Mortgages are the one financial service you spend years trying to get, but then want to be rid of as soon as you can.
For most of us, a mortgage is the key to stepping on and climbing up the property ladder, but it can also be your biggest monthly expense. With recent rate volatility in mind, it’s hardly surprising that becoming mortgage-free often becomes the next financial goal.
David Hollingworth, of mortgage broker L&C, said: “Having a mortgage is a necessary part of making the dream of home ownership become a reality for most people, but from then on, the focus will usually shift to being rid of what will generally be the biggest debt we’ll ever have.”
Overpaying your mortgage is one way to do this, but if you’re faced with the prospect of trying to chip away at a six or even seven-figure sum it can be rather daunting. However, there are several tactics you can adopt that will see you pay little and often, which can shrink your borrowing without dramatically affecting your budget.

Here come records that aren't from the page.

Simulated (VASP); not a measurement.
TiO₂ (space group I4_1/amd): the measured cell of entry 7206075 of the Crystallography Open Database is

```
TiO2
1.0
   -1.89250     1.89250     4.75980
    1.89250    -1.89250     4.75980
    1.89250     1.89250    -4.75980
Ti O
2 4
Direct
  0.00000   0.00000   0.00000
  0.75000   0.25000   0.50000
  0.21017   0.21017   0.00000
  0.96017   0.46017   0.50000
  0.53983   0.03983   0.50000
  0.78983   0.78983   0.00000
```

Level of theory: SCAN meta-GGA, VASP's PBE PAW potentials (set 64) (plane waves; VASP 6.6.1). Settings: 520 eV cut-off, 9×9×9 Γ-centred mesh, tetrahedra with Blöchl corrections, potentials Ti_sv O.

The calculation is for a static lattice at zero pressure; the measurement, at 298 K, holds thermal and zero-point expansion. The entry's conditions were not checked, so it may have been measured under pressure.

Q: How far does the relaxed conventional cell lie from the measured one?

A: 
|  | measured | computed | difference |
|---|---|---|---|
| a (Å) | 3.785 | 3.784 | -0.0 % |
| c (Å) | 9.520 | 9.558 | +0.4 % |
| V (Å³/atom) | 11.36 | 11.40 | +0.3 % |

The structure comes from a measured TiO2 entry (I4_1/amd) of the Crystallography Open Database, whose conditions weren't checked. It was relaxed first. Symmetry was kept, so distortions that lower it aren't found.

Here Telegraph Money shares five tips to help pay your mortgage off early, and potentially save thousands.
1. ‘Round up’ your monthly payments
The “round up” idea has been popularised by the many banks that offer the service to help boost savings – when you make a purchase, say, for £3.50, the money that leaves your current account will be rounded up to the nearest pound and the remainder sent to a savings pot – in this case, 50p.
The same theory can be applied to mortgage overpayments.
“If your mortgage payment is £842, round it up to £850 or £900,” suggested Ying Tan, chief executive at mortgage broker Habito. “The extra goes straight towards your remaining balance.”
Rounding up by just £50 a month – an amount you might not miss from your bank balance – on a £200,000 mortgage over 25 years could knock one year and 11 months off your term and save more than £13,000 in interest, he adds.
2. Overpay by £100 a month
There is also merit in keeping this simple, and sticking to paying a little bit extra each month (whether that’s £50, £100, or more), as this can be a great way to chip away at your mortgage over time.
Mr Tan said: “On a £200,000 mortgage over 25 years at 5pc, overpaying £100 a month could save around £24,000 in interest and shave off over three years from your term.”
You might want to think about setting up regular overpayments at those occasions where you feel able to loosen the financial purse strings – such as getting a promotion or pay increase at work.
“Earmark a portion of salary increases or reduced expenses, like childcare costs dropping, towards your mortgage,” said Aaron Strutt, product and communications director at Trinity Financial.
3. Maintain your repayments when your mortgage rate drops
If you’re on a variable-rate mortgage and your repayments drop when interest rates fall, you could ask your lender to maintain your repayments at their former level.
This can be easier to budget for, as you’ll already be used to paying your mortgage at the higher rate.
Mr Hollingworth pointed out that you can also do this if you have slipped into paying your lender’s standard variable rate (SVR) before remortgaging to a more competitive deal.
“This could be a great way to make the most of a lower interest rate,” he said. “For example, if a £200,000 repayment mortgage was originally at 5.25pc, the monthly payment would be £1,198.50. Switching to 4.25pc would cut the payment to £1,083.48 a month, but maintaining the original payment would lock in an overpayment each month and would ultimately pay the loan off three years, 10 months early [and save £21,950 in interest].”